WOOLLEY: And again on behalf of Dr. Blessing and Blessing, P.A., I think Ms. Blessing speaks also; is that correct?
BLESSING: Yes, sir.
COURT: Okay. Thank you. The Court will accept the terms of the settlement that have been read into the record and agreed to by the parties and their counsel. By accepting the terms into the record, the Court will make them binding on the parties and enforceable in federal court.
COURT: The Court understands that the parties intend to actually draft and execute written settlement papers, but it's clarified in the record, this agreement placed on the record today is binding. If you are unable to reach a written agreement or if the written agreement varies with the terms that were placed in the record today, the record will govern any enforcement issues.

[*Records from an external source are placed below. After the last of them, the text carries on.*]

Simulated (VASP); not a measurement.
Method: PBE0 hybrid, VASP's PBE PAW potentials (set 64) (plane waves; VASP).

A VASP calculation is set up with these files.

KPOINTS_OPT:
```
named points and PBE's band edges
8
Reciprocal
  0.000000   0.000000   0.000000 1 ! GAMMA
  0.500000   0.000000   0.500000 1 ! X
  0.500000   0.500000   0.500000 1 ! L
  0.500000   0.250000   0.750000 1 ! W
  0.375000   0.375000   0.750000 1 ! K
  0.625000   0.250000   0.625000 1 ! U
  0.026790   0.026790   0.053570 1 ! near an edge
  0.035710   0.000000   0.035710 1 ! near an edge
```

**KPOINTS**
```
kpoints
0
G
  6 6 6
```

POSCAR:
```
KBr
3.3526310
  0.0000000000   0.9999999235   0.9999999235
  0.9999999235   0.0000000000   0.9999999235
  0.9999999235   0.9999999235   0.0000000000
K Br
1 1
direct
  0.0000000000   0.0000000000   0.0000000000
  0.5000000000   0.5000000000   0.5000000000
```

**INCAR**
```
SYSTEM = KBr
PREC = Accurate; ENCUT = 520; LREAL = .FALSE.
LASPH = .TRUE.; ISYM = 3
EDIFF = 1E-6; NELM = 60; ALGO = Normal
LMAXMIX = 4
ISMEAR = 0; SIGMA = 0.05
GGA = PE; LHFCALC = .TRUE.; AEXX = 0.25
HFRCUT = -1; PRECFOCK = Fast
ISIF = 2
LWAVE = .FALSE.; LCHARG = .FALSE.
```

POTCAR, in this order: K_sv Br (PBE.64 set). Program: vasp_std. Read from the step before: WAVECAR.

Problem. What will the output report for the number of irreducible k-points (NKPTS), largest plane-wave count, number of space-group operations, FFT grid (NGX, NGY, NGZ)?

Before the parties retired, the court requested clarification of how the agreements affected Medifund Management Corporation's rights since it was in a Chapter 7 bankruptcy. The discussion was as follows:
COURT: Okay. Thank you. One other question and bankruptcy matter, and that would be, I think on point number two, the releases regarding-that pertained to Medifund. There was some discussion about a Medifund bankruptcy, and I never did have the record develop what the status of that was. Is there anything in that provision of the settlement that requires any presentation in the Medifund case?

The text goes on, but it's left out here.